Laurent series expansion around non-isolated singularities Is it possible to have a Laurent series expansion about non-isolated singularity? For example, take $$f(z) = \tan \dfrac{1}{z}$$ about $z = 0$.
 A: Yes.  A Laurent series around $z=a$ can converge in an annulus $r < |z-a| < R$.  There is nothing to prevent the existence of infinitely many singularities near $a$.  So your example will have a Laurent series in each annulus $\dfrac{2}{(2k+1)\pi} < |z| < \dfrac{2}{(2k-1)\pi}$ for positive integers $k$.

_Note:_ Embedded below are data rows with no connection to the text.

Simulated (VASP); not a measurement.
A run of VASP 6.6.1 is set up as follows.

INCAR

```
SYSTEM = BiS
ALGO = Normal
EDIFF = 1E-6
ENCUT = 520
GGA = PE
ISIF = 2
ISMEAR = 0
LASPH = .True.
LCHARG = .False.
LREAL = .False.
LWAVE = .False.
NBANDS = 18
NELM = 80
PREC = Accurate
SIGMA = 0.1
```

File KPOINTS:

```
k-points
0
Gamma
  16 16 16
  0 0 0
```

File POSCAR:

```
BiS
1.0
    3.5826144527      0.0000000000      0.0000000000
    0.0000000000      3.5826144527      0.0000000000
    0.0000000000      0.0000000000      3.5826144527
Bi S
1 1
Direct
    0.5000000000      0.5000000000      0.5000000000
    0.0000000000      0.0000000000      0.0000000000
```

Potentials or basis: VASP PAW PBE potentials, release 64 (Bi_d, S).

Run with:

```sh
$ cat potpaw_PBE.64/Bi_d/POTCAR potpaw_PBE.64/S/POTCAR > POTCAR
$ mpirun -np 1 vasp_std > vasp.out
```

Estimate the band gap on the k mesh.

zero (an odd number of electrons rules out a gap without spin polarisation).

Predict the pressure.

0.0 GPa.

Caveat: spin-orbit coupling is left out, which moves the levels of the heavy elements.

[EDIT to answer @aschepler's comment]
$\tan(z)$ has simple poles at $\pm (k-1/2)\pi$ for each positive integer $k$, with residues $-1$.  Thus $\tan(z)+\dfrac{1}{z-k+1/2}+\dfrac{1}{z+k-1/2}$ has removable singularities at $\pm (k-1/2)\pi$;  removing the singularities you have a function analytic in $\dfrac{2}{(2k+1)\pi} < |z| < \dfrac{2}{(2k-3)\pi}$ (or $\infty$ if $k=1$).  The difference between the coefficient of $z^n$ in the Laurent series of $\tan(z)$ in the two annuli $\dfrac{2}{(2k+1)\pi} < |z| < \dfrac{2}{(2k-1)\pi}$ and $\dfrac{2}{(2k-1)\pi} < |z| < \dfrac{2}{(2k-3)\pi}$ is the difference between these coefficients in the Laurent series of $-\dfrac{1}{z-k+1/2}-\dfrac{1}{z+k-1/2}$ in $|z| <  \dfrac{2}{(2k-1)\pi}$ and $|z| >  \dfrac{2}{(2k-1)\pi}$.